How to build unique indexes in PostgreSQL on large text

As I believe a relational database schema should be as independent as possible from the apps using it, I’ve been trying to strengthen the DEV’s database a bit lately (there are exceptions to this rule but they are not for this post).

One way to do that is to make sure that Rails model statements like this:

validates username, uniqueness: true

correspond to actual unique indexes in PostgreSQL.

Two reasons for that:

  • let the DBMS do its job, it was built to check constraints
  • data can “get in” from all sort of ways (throwaway SQL scripts for example)

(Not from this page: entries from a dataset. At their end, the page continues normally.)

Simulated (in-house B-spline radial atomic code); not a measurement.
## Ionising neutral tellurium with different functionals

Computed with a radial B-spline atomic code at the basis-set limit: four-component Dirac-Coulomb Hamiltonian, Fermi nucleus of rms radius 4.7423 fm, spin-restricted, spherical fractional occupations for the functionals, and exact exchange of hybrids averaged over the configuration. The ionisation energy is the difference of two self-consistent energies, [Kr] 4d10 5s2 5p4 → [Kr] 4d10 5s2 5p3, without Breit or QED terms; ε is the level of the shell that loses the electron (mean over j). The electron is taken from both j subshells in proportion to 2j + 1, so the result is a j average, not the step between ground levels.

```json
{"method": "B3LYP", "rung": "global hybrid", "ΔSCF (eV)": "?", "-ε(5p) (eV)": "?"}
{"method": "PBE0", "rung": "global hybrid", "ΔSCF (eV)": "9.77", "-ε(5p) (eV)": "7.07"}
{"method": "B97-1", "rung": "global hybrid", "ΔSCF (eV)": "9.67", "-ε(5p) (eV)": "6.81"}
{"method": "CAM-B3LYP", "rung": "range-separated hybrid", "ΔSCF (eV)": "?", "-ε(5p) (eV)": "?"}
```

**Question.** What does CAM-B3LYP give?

Even if today your database is used only by a single app, you might have more than one in the future and adding indexes on existing tables or having to clean duplicate rows in large tables is always a bit of a pain (because of locking, I might write another article about that..).

What happened then?

It seems straigtforward, right? List the column(s) you need the index for, write a Rails migration for them, run the migration, forget about it.

That’s where a random test literally saved me from an oversight.

We have a test in our codebase that imports 20+ items from a RSS feed, transforms them into articles and inserts them in the DB, then checks the count to make sure it matches.

They are all different articles, but the database is going to check they are unique anyway (for obvious reasons).

The counts weren’t matching and after some very serious debugging magic (aka setting a breakpoint and printing stuff) I came across this:

[1] pry(#<RssReader>)> p e
#<ActiveRecord::StatementInvalid: PG::ProgramLimitExceeded: ERROR:  index row size 7280 exceeds btree version 4 maximum 2704 for index "index_articles_on_body_markdown_and_user_id_and_title"
DETAIL:  Index row references tuple (8,1) in relation "articles".
HINT:  Values larger than 1/3 of a buffer page cannot be indexed.
Consider a function index of an MD5 hash of the value, or use full text indexing.
: INSERT INTO "articles" ("body_markdown", "boost_states", "cached_tag_list", "cached_user", "cached_user_name", "cached_user_username", "created_at", "description", "feed_source_url", "password", "path", "processed_html", "published_from_feed", "reading_time", "slug", "title", "updated_at"

Wait, what!?

After a bit of digging I realized my oversight: if the text to be indexed is too large and doesn’t fit PostgreSQL buffer page, indexing is not going to work.

PostgreSQL buffer page size can be enlarged but that’s beside the point and also not a great idea.

So, what’s the solution?

The solution is to create a hash of the column and index that instead of the column itself.

There are many ways to go about this but this is what I chose for our particular situation:

CREATE UNIQUE INDEX CONCURRENTLY "index_articles_on_digest_body_markdown_and_user_id_and_title"
ON "articles"
USING btree (digest("body_markdown", 'sha512'::text), "user_id", "title");

Let’s break it down:

  • CREATE UNIQUE INDEX is self explanatory: creates an index on a column, making sure you can’t insert the same value twice
  • CONCURRENTLY is a huge change in PostgreSQL land. In short: it adds the index asynchronously in the background. Basically it doesn’t block operations on the table while the index is being built.
  • btree is the standard default index for PostgreSQL
  • digest("body_markdown", 'sha512'::text) is where the magic happens: we tell PostgreSQL to build a SHA512 hash (go away MD5 😅) and use that for comparison of the index
  • "user_id", "title" are there because this is not an index on a single column, but a multi column index

This is what happens when you try to add the value twice in the database:

$ pgcli PracticalDeveloper_development
PracticalDeveloper_development> insert into articles (body_markdown, user_id, title, created_at, updated_at) select body_markdown, user_id, title, now(), now() from articles order by random() limit 1;
duplicate key value violates unique constraint "index_articles_on_digest_body_markdown_and_user_id_and_title"
DETAIL:  Key (digest(body_markdown, 'sha512'::text), user_id, title)=(\x1f40fc92da241694750979ee6cf582f2d5d7d28e18335de05abc54d0560e0f5302860c652bf08d560252aa5e74210546f369fbbbce8c12cfc7957b2652fe9a75, 10,  The Curious Incident of the Dog in the Night-Time Voluptas quia) already exists.

Bonus tip for pgcli which I use instead of the regular psql.

The result of this investigation is this PR.